Emotions have emerged in the last decades as indispensable preconditions for higher cognition (Panksepp, 2004; Gros, 2010). It has been pointed out, in particular, that the core task of an emotional response is not direct causation of the type “fleeing because one is afraid,” but the induction of cognitive feedback, anticipation, and reflection (Baumeister et al., 2007). Being afraid will in general not result in a direct behavioral reaction, but in the allocation of cognitive resources to the danger at hand. If there is chance, it is better to attempt to solve an existing problem. It has been shown in this context that emotional and cognitive processes form a tight feedback system in terms of emotional priming of cognition (Beeler et al., 2014), and cognitive control of emotions (Ochsner and Gross, 2005). Cognitive emotion regulation (Inzlicht et al., 2015), such as the attempt to restrain one's desire for unhealthy food, is present to such a stage (Cutuli, 2014), that it can be regarded as a defining characteristics of our species. The advanced cognitive capabilities that are paramount to efficiently pursue a given goal, like winning a game of Go, will hence leave their imprints also on the cogno-emotional feedback loop (Miller and Clark, 2018).

On a neuronal level it has been observed (Pessoa, 2008) that the classical characterization of brain regions as “affective” and “cognitive” is misleading (Pessoa, 2019). The reason is that complex cogno-emotional behaviors are based rather on dynamic coalitions of networks of brain areas (Pessoa, 2018), than on the specific activation of a single structure, such as the amygdala (Phelps, 2006). The same holds for the neural representations of the cognitive control mechanisms regulating emotional responses, which are found to be distributed within a network of lateral frontal, temporal, and parietal regions (Morawetz et al., 2016).

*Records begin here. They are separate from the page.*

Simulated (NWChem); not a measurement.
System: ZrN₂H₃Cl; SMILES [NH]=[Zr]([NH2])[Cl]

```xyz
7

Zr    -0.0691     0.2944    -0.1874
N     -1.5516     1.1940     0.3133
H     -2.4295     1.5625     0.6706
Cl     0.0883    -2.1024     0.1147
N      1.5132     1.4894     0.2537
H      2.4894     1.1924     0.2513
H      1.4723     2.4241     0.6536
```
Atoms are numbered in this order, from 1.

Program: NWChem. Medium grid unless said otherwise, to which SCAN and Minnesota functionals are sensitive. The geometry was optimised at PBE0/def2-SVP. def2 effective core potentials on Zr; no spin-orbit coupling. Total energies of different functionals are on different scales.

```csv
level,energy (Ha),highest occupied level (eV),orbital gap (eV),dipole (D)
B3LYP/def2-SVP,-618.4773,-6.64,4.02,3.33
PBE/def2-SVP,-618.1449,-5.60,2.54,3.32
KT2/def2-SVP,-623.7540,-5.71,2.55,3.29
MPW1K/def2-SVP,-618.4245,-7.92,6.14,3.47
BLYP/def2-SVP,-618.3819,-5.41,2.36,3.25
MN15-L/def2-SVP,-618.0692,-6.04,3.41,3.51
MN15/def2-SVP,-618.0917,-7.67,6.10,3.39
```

The interconnection of cognitive and emotional brain states suggests a corresponding dual basis for decision making (Lerner et al., 2015). Logical reasoning would then be responsible to analyze alternative choices, with the outcome of the different choices being encoded affectively as values (Reimann and Bechara, 2010). An equivalent statement holds for the weighting of the associated risks (Panno et al., 2013), in particular when it comes to long-term, viz strategic decision taking (Gilkey et al., 2010). One feels good if a specific outlook is positive and certain, and uneasy otherwise. The consequence is hence that intelligence is needed to rationalize decision options, but that intelligence alone, if existing in terms of a pure logical apparatus, cannot solve the time allocation problem. Logic is not enough to decide which long-term goals to pursue one after another. It has been argued, in analogy, that self-control is intrinsically not a purified rational, but a value-based decision process (Berkman et al., 2017).

The picture emerging is that the brain uses deductive and other types of reasoning for the analysis of behavioral options, see (Shepard and Metzler, 1971; Johnson-Laird, 2010; Papo, 2015), and emotional states for the weighting of the consequences. One observes that distinct types and combination of emotional states, like anger, envy, trust, satisfaction, etc, are attributed to specific types of behavioral options (Pfister and Böhm, 2008; Schlösser et al., 2013), which implies that the number of emotional states an agent needs for the weighting of its options increases hand in hand with the complexity of decision making. A consequence of this interrelation between emotional and cognitive complexity shows up in daily life, to give an example, when it comes to handle adversity effectively, which has been shown to benefit from emotional diversity (Grossmann et al., 2019).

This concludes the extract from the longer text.